Kansas legislators should try harder to equalize the number of residents living in each Kansas House and Senate district.
When redrawing the state’s U.S. House districts, legislators are required by law to strive for “zero deviation,” which would place the exact same number of residents in each of the state’s congressional districts. An exact balance is impossible to achieve, but it’s a good goal that requires lawmakers to do the best job they can to equalize population among districts.
Last week, however, the House Redistricting Committee voted to accept a population deviation of up to 5 percent when redrawing state legislative districts. Based on numbers from the 2010 Census, the perfect size for a Kansas House district is 22,716. A 5 percent deviation would be 1,136 residents. That means the committee would accept districts with populations that ranged from 5 percent below the ideal (21,580) to 5 percent above (23,852). That’s a pretty significant difference.
A couple of factors are likely to make the population differences among legislative districts even bigger before the next redistricting process 10 years from now.

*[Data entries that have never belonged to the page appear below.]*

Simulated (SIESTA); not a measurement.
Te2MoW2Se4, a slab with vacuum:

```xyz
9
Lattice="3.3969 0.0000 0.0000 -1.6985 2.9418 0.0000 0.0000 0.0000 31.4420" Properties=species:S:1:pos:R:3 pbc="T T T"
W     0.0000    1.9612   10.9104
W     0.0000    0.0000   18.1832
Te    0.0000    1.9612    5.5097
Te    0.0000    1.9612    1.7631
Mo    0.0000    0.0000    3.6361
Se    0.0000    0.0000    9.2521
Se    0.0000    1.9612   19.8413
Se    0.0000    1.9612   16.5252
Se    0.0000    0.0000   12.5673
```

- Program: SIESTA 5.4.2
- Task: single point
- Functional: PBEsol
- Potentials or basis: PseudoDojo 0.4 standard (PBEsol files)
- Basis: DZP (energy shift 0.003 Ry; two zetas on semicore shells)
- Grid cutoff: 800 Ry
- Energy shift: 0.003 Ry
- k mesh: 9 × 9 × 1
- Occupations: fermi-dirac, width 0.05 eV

New census figures show a significant population shift from rural areas of the state to urban areas, which is likely to continue in the next decade. For instance, the 38th District, represented by Rep. Anthony Brown of Eudora, now has 40,677 residents while the 117th District in Hodgeman County in western Kansas has only 18,133. Even if the redistricting committee redraws district lines now to exactly equalize the size of those districts, chances are a continued rural-to-urban shift will cause them to be significantly unequal in 10 years. Accepting a 5 percent deviation in the size of those districts now is likely to aggravate that problem.
Cities that are the home of major universities or military installations, including Lawrence and Manhattan, also could argue that their residents already are under-represented because of a state law that allows students and military personnel to choose to be counted in their “home” communities in another city or state instead of in the communities where they actually live most of the time. The state’s 2010 census adjustment subtracted about 12,000 residents from Douglas and about 11,000 from Riley County. That deviation only adds to the 5 percent deviation that legislators say they will accept when redrawing districts.
Rep. Caryn Tyson, R-Parker, argued that “It is not feasible to keep counties and towns together” with a zero deviation. It’s not possible to keep entire cities together if they are larger than about 24,000 residents. Splitting a county between two legislative districts seems like a minor problem.
“People are protecting their own interests,” concluded Rep. Brown, a fellow Republican.
It’s natural for representatives to try to protect their own turf in redistricting, which often is called the most politically driven activity state legislators handle. Redrawing district lines isn’t easy, but striving for the best possible population balance in individual districts is a basic part of the job. If state legislators can do it for congressional districts, which involve far greater population numbers, they should be able to do the same for the state’s legislative districts.